Back in the Nineties, when the term “internet profit” was not thought to be an oxymoron, a senior BBC executive addressed a new media conference. In the audience were a number of ponytailed US web whizkids, many of them called Steve, still revelling in the fact that they were suddenly darlings of the business world.
What, they were fascinated to know, was the BBC’s business model in setting up its online offering. The corporation’s man looked perplexed.
“Actually,” he said, “they just told me to go away and make the best news website that I possibly could.” Business models didn’t seem to come into it. The Steves shook their heads in amazement and went away to squander some more of their venture capitalists’ money.
Meanwhile, BBC Online, as it then was, did just what it had been asked and created a news site that would become the envy of its commercial rivals.
Fast forward a few years and the BBC’s approach is under somewhat closer scrutiny. While the Steves are back serving behind the McDonald’s counter, former Trinity Mirror chief executive Philip Graf has been asked to conduct a review into the corporation’s online operation. Not a moment too soon, its rivals say.
They believe that their own efforts to turn a profit have always foundered on the rock of BBCi’s gigantic resources, which underwrite a comprehensive news service that’s free to anybody with an internet connection.

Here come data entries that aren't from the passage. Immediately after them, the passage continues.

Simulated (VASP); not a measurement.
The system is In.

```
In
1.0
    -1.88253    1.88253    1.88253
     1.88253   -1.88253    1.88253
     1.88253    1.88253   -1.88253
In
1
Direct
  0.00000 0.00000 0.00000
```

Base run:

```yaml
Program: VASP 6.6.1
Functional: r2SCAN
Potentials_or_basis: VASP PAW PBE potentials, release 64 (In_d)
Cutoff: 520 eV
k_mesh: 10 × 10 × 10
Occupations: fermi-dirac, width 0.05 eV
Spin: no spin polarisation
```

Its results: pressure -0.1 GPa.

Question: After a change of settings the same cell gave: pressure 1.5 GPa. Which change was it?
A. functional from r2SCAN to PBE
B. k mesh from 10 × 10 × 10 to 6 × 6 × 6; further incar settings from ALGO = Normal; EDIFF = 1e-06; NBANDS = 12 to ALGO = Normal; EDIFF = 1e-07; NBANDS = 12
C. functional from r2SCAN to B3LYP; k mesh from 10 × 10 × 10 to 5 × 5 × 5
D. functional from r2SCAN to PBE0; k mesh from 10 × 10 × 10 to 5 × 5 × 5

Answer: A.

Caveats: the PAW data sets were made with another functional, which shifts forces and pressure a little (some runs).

How, they ask, can Guardian Unlimited, say, or even the Financial Times, charge for their mainstream news reports when the corporation’s mighty news machine rumbles on? Graf will have a complicated task on his hands, sorting out just how the £110m or so that the BBC spends on the net (£20m of it on news) is distorting the market. More than one third of its news users, for instance, do not visit any other news site.
The BBC has already pre-empted the review, commissioning KPMG to do its own research, which shows that up to two million people would not be web users anyway – and therefore not spending time, and potentially money on other websites – if it wasn’t for the BBC.
And new media boss Ashleigh Highfield had his own message for commercial players wanting to charge for news. His advice to them, given to The Independent, was stark: “Give up and move on”.
They’ll be hoping Graf offers a few more crumbs of comfort than that.